For one group of mechanical engineering students a late night at the gym doesn’t mean a few extra reps on the weight machine.

Engineering professor Mark Yim and his team of undergraduates, doctoral students and staff— all in the Department of Mechanical Engineering and Applied Mechanics—rent out the Sheerr Pool at Pottruck to test a design for robotic boats several nights per week, typically working from 11 p.m until 5 a.m.

Yim and his team receive funding from the Defense Advanced Research Projects Agency’s Tactically Expandable Maritime Platform. TEMP aims to design a system of moving shipping containers that can link together to form islands, bridges and landing strips. At Penn, Yim and his team are building a scale model of the system.

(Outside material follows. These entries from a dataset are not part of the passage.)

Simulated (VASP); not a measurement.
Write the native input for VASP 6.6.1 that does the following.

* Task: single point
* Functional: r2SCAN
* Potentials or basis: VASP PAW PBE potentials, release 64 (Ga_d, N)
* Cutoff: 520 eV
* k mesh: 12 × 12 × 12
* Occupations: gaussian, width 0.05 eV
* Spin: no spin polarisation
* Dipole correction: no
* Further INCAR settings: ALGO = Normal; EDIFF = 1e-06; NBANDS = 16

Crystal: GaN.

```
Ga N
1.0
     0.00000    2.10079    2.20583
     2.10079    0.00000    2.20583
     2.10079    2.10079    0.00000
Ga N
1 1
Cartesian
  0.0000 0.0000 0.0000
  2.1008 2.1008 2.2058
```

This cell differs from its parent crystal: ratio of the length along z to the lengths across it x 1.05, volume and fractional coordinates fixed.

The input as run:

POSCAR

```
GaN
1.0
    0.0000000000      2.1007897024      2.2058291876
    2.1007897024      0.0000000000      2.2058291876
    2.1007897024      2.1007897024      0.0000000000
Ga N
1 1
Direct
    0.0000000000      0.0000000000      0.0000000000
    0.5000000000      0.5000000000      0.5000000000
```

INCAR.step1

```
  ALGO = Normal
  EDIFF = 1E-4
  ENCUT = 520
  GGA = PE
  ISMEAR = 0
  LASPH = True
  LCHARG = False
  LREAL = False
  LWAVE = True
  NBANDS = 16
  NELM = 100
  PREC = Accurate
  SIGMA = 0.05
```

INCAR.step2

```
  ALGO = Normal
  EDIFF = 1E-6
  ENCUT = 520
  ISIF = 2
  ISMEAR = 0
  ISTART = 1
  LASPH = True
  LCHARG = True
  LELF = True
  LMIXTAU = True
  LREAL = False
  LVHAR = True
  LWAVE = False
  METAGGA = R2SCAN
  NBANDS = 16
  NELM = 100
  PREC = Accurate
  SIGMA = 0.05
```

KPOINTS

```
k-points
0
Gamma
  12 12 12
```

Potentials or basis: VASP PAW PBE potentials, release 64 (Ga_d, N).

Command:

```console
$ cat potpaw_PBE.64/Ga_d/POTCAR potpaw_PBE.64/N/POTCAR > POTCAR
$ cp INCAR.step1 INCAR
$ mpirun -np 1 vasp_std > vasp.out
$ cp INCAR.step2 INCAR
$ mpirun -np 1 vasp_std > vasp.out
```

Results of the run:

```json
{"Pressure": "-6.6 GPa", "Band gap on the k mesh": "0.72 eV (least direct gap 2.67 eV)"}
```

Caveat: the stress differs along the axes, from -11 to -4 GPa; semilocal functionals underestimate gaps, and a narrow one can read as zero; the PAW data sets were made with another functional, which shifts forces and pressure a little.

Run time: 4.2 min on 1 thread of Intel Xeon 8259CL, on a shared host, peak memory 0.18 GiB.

According to DARPA, the project is intended for use in disaster response and a variety of other military purposes.

The team has built more than 100 scaled-down shipping container boats out of laser-cut black plastic that cost about $100 each.

These boats are certainly not like a typical RadioShack remote-controlled vehicle. They are slightly larger and longer than a shoebox and each is named after a chemical element.

Additionally, Yim and his students spent hours writing and manipulating code so that the boats can complete tasks on their own. When directed by the engineers to form an island, the boats move into place and hook together without further instructions.

“We want to press go and for them to figure it out themselves,” explained Jimmy Paulos, one of the doctoral students working on the project.

The boats are also equipped with tiny Gumstix computers, which keep track of the boats’ location and tell them where they need to go.

“It’s about as good as a state of the art computer would have been in 1999 or 2000 and it’s the size of your thumb,” said Jon Greco, another doctoral student from the project. “It sends [the boat] a trajectory.”

According to Jay Davey, a member of mechanical engineering staff, the Gumstix computer communicates with the boats’ four motors. Davey, who designed much of the boats’ mechanics, says the boats are unique in their movements.

“Our boats are not like regular boats in that they do not need to go forward to turn,” he says.

Since there is one motor on each side of the boats, they easily scoot through the water in any direction, making a mechanical grinding noise.

Last Wednesday, the objective was to get the boats to form a bridge across a corner of the pool and drive a car across the bridge. The week before, the boats successfully configured themselves into an island for one of Engineering professor Vijay Kumar’s quadrotor drones to land on.

Davey got in the water to attach the first boat to a ramp, installed on the edge of the pool deck.

“How’s the water?” asked Greco.

“Better than outside!” Davey said, referencing the dismal rainy weather that night.

The boats were put into the water. Greco and other doctoral students began to tinker with the code.

The coding was slow going and it seemed the mechanics of the boat still needed to be perfected. At one point in the night, Engineering senior Gabby Merritt realized that one boat, “Carbon,” was filled with water and its batteries were ruined. Other boats had issues with their docking system and could not connect with each other.

Around 2:30 a.m., three boxes of pizza arrived and some of the students took a break to eat and talk. Merritt took the time to show professor Yim a bit of a Korean variety show called “Running Man.”

After the break, when most of the undergraduates had left, the exhausted doctoral students remained, moving around the boats and rewriting lines of code.

“I’m pretty sleep deprived at this point. Can you look over my shoulder while I code this?” Greco asked another doctoral student, Tarik Tosun.

Finally, at 3:30 a.m. the boats started to form the desired pattern. It was too late to go forward with making the bridge. However, since the boats now knew how to make the pattern, this next step did not seem far off.

But the team could not stay long, as it was near time to pack up the boats and leave. They needed to be out of the pool by 6:00 a.m. when the swim team would arrive for practice.